Last Updated on June 11, 2021 by Oddmund Groette
Trend following is popular, especially in the commodity markets, and we aim to shed some light on this type of investing.
In this article, we take a deeper look at what trend following is. Do trend following systems work? Which markets do trend following strategies work on? Is trend following complicated? We discuss the performance of six specific trend following strategies, and end the article by looking at the pros and cons of trend following.
What is trend following?
Trend following is when you try to capture extended moves in the financial markets, either up or down. Once in a while prices tend to keep on going (enduring) and these are the moves trend followers like. The aim is to capture most of such moves, not all, but the majority of them.
Trend followers are not trying to predict tops and bottoms. They are not trying to predict anything, really. The aim is, quite simply, to take advantage of moves in different asset classes in the anticipation that some of the positions go their way big time. There is zero forecasting involved.
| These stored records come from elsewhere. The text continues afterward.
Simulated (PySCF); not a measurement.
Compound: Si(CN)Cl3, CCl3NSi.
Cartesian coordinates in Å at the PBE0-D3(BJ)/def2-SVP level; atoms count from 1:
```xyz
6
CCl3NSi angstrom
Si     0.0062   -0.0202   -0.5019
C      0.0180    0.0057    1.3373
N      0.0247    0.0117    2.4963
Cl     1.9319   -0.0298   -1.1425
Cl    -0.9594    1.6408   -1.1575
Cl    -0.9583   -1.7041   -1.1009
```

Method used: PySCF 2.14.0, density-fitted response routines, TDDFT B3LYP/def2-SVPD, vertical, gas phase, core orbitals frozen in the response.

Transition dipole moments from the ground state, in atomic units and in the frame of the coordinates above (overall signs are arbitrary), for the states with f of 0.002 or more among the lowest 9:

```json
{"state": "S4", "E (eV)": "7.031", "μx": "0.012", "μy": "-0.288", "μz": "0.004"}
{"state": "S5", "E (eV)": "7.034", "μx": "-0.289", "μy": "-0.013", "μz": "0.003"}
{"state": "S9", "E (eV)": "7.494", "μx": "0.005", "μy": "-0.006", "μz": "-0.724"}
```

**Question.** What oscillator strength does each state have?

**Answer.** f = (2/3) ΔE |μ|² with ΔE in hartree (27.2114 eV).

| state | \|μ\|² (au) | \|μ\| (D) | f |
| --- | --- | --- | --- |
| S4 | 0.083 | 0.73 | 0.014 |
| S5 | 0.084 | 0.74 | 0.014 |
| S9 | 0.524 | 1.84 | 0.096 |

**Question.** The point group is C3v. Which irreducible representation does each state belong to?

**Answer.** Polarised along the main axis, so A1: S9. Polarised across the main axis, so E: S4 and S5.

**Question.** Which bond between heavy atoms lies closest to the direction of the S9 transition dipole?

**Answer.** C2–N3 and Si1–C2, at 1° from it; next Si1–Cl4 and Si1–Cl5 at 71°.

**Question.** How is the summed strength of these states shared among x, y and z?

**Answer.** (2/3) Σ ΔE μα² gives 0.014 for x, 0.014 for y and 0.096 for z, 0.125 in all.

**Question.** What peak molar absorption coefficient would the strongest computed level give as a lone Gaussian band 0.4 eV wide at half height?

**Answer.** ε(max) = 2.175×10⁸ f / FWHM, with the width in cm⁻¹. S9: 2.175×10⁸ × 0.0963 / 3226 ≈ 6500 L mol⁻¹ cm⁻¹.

Trend followers might use different time frames and many asset classes to diversify in order to avoid big drawdowns. Having different strategies is important for a trend follower.
What is a trend?
Trader Joe might argue recent price action is a longer-term mean reversion, while Jim sees a trend. This illustrates the complexity of trading:
There is no exact universal definition of what a trend is. This is what a market is all about: a meeting place of different opinions and goals.
Does this mean that it’s futile to look for trends? No, there are many ways to define trends. It’s all about rules and time frames:
How to identify a trend:
Many like to draw trendlines to define the trend. They pick bottoms or tops in the chart and draw lines between these. As long as the price is following the trendline, the trend is intact. When the price breaks out of the trendline, the trend is broken.
We used the same technique some 20 years ago but found out this involves more hindsight than predictions. If you have success with it, congratulations, but this is not something we recommend. We believe a trend needs to be quantified:
A trend needs to be quantified (how to define a trend):
This website is all about quantifying numbers and statistics, and trend following is no different. A trend needs to be objectively calculated by specific rules.
For example, in the book The Four Cardinal Principles of Trading, one of the traders interviewed defined trends by how using an x-day moving average of the high. If the close was above the moving average, the trend was up until the close was below the x-day average of lows (the trend reversed). Pretty simple stuff.
Likewise, in the stock market, many define the trend by using the 200-day moving average of the closing. If the price is above the average, the trend is up and vice versa.
Paul Tudor Jones once said that the 200-day average is like playing defense. Trading is about survival, and the 200-day moving average takes you out of trouble frequently: you are unlikely to get a huge drawdown, but you are frequently stopped out.
What is a trend following strategy? What is the best trend following systems?
Obviously, a trend following strategy is one that is trying to capture a major move up or down in a financial asset. Some of the original Turtle Systems (the famous Turtle Experiment by Richard Dennis in the 1980s) were republished in Curtis Faith’s Way Of The Turtle:
ATR Channel Breakout strategy
This is a breakout system based on volatility. A seven ATR is added to the 350-day moving average of the closing prices, and three ATR is subtracted the 350-day moving average. A long position is initiated on the open the day after a close above the channel, and a short position if the close is below the channel.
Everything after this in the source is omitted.